The negotiation between the Federal Government and investors for the construction of 10 refineries worth N8.1 trillion ($51.8 billion) has collapsed.
Government had earlier signed an N8.1 trillion ($51.8 billion) worth of Memorandum of Understanding (MoU) with various local and international investors between 2011 and 2012 for the construction of 10 new refineries across the country.
“As at the moment, none of the investors is ready to go ahead with the agreement,” said a source who claim to be in the know of the various transactions said, adding that “Don’t forget that many of these investors have not been able to meet deadlines, therefore, they could not progress to the next level of negotiation.”
Minister of Petroleum Resources, Diezani Alison-Madueke, had earlier confirmed the foot-dragging on the implementation of agreement with investors on the Greenfield refineries when she spoke on the sideline of the last Offshore Technology Conference (OTC) in Houston, Texas, United States (US).
The move to construct these 10 refineries was, according to the minister, part of efforts towards reducing the country’s over-dependence on importation of petroleum products for domestic consumption.
Represented by the Group Managing Director of Nigerian National Petroleum Corporation (NNPC), Andrew Yakubu, Alison-Madueke said that while government is making effort to ensure that the four refineries in the country are producing up to full capacity, it was also working hard to ensure that the proposed Greenfield refineries are up and running.

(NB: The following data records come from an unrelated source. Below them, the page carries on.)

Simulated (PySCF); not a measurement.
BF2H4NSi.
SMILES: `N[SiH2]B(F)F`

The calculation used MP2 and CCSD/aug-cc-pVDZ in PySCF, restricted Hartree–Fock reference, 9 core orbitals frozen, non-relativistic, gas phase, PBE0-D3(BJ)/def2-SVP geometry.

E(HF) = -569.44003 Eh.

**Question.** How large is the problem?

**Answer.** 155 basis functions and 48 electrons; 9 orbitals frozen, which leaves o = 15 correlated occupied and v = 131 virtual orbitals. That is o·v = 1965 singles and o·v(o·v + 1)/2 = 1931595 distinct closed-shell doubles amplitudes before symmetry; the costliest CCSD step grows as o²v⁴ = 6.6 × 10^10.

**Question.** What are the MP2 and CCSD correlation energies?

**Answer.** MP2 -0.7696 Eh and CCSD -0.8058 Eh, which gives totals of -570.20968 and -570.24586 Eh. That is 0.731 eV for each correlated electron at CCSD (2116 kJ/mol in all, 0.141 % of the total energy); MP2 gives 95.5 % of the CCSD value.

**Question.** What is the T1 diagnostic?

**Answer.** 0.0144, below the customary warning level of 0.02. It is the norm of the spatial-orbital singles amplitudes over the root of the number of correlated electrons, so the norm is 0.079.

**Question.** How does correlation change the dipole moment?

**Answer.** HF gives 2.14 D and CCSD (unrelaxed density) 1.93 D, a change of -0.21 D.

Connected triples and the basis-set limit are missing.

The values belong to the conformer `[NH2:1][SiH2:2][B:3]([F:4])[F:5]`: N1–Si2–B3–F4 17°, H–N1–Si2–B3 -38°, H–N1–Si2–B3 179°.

She said that “We must get the business model right. There are quite a number of issues that are wrong. No investors will want to invest in a regulated environment.
“Today, the petroleum product market is regulated and there are quite a number of things that are needed to be done to ensure that the business environment is conducive enough for investors to invest.
“The business models must be right. We are working hard to establish investors’ confidence in the Greenfield refineries. There are four refineries with a combined name plate capacity of 445,000 barrels per day built in Kaduna, Port Harcourt and Warri.
“We have LNG plant with installed capacity of 22 million tonnes per annum.The country is currently implementing two additional LNG projects, which will give a total in-country capacity of over 40 million tons per annum when completed. “The long-term plan is for Nigeria to become the gas hub of the sub-region.
“The history of oil and gas exploration is replete with how new paradigms have successfully created new opportunities, which hitherto were thought to be non-existent. The West African Transform margin plays an excellent example of this. Prior to its emergence as a hotbed of exploration activities, the West Africa oil province was dominated by onshore and shallow water production from Nigeria, Gabon, Angola and to some extent, Equatorial Guinea.”
She said that Nigeria has over 35 billion barrels of proven oil reserves and 187 trillion Cubic Feet (TCF) of proven gas reserves with plans to increase it in the next few years.
Diezani disclosed that the current crude oil and condensate production runs at over 2.4 million barrels per day and gas of over eight billion cubic feet per day.
“It is projected that based on current industry trend, crude oil and gas production would rise to over three million barrels per day and 10 billion cubic feet per day by 2015.”